Both Mumbai and Telangana may have been hacked by China, causing electric blackouts. The power minister denies a Chinese hand. But a US company, Recorded Future, claimed that Chinese hackers had targeted 10 entities of India’s power grid plus two maritime ports when the company first notified the Computer Emergency Response Team on February 10 of the hacking. India is hardly alone: even the US accuses China of hacking into commercial and national secrets.
India is especially vulnerable because of high corruption. It shows no interest in jailing thousands of past Indian collaborators, possibly because every political party has skeletons in its cupboard.
Compared with such serious problems, it is comic for the government to claim that Swedish activist Greta Thunberg and pop star Rihanna are in cahoots with agitating farmers to subvert national security through a foreign-made “toolkit” laying out tactics for organising campaigns and protests. Officials claim, with no convincing evidence, that the toolkit links Thunberg and farm agitators with Khalistanis.
Many countries blame protests on foreigners or extremists to divert attention from their own failings. In the 1970s, Indira Gandhi repeatedly warned of a “foreign hand” supporting Jayaprakash Narayan’s anti-Congress agitation. She gave herself dictatorial powers by proclaiming an Emergency in 1975 to quash the agitation.
All countries use money and other inducements to promote their agendas in other countries. Indian intelligence officials describe their agents abroad as “assets.” The tentacles of espionage go way above farm agitations.
When KGB archivist Vasili Mitrokhin defected to the UK in 1992, he brought six trunkloads of KGB files. These formed the basis of two books by Cambridge historian Christopher Andrew. His 2005 book The Mitrokhin Archive II, revealed India as a country up for sale by its politicians, bureaucrats, and intelligence officials. Even cabinet ministers were said to be on the Soviet payroll. The BJP, at the time, protested loudly, but has stayed silent after coming to power. If foreign ownership of Indian politicians and bureaucrats is “chalta hai”, why worry about Rihanna?
The Mitrokhin Archive said India under Indira Gandhi was thoroughly infiltrated by the KGB. Ten Indian newspapers and one press agency were on the Soviet payroll. In 1972, the KGB claimed to have planted more than 3,500 articles in Indian newspapers.
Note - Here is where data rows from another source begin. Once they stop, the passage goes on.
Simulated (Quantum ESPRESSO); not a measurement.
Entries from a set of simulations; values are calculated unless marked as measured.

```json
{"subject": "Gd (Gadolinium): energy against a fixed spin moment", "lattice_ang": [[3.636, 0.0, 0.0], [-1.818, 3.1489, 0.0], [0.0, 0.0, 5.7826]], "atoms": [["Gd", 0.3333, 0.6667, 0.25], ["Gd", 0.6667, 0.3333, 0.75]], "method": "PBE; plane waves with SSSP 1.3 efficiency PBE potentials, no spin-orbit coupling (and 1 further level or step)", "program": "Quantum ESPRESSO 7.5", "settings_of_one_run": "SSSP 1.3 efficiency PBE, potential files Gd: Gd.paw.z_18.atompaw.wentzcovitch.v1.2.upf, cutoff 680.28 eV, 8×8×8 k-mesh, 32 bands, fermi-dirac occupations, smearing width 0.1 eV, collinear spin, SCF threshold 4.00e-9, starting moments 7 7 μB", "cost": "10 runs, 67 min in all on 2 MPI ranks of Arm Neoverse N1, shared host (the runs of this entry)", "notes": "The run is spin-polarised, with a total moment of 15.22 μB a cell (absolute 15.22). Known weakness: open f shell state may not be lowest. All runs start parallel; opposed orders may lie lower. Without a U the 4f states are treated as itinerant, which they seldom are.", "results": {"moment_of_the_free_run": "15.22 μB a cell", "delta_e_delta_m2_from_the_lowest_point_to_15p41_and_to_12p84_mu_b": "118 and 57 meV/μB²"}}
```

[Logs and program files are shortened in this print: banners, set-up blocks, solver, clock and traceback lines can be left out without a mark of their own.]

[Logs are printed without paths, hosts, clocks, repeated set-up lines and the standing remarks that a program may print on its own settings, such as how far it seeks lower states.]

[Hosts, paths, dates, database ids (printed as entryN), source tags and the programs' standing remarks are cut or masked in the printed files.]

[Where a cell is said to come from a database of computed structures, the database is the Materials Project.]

The KGB not only bought secrets from Indian cabinet ministers but regularly paid them retainers. “It seemed like the entire country was for sale,” KGB General Oleg Kalugin told Mitrokhin. He described India as a model for the infiltration of a Third World government, what you might call a fabulous “toolkit!”
The book suggested the KGB beat the US Central Intelligence Agency in infiltrating officialdom. Kalugin, who was posted in Delhi in the 1970s, claims the KGB even had a role in persuading Indira Gandhi to impose the 1975 Emergency. The Communist Party of India, a member of the Comintern (the global collection of Soviet-controlled Communist parties) was always and amply financed by the Soviet Union. The CPI strongly supported the Emergency.
“We had scores of sources throughout the Indian government — in intelligence, counterintelligence, the defence and foreign ministries and police,” says Mitrokhin citing Kalugin. “On at least one occasion a secret gift of two million rupees from Moscow to the Congress Party was personally delivered (to Gandhi) after midnight,” he alleged. The KGB subsidised the election campaigns of 21 Indian politicians, including four cabinet ministers.
Kalugin recalls turning down an offer from an Indian minister to provide information in return for $50,000 on the grounds that the KGB was already well supplied by the Indian foreign and defence ministries: “The KGB and the CIA had deeply penetrated the Indian government. After a while, neither side entrusted sensitive information to the Indians, realising their enemy would know all about it the next day.”
The Congress was, of course, sufficiently non-aligned to accept money from the US as well as the USSR. Former US Ambassador to India, Patrick Moynihan, wrote in his book A Dangerous Place that the CIA was asked for and gave funds to the Congress to finance election campaigns against the Communist parties in both Kerala and West Bengal. He says nothing of the additional massive buying of politicians and officials. When Rabinder Singh, a US spy in the Research and Analysis Wing, was identified and placed under 24/7 surveillance, he had enough contacts to flee clandestinely to an unknown destination.
The recent Chinese hacking highlights the need to cleanse India’s thoroughly infiltrated system. It must jail the guilty, sending a lesson to all others. That is a far greater national threat than the farm agitation.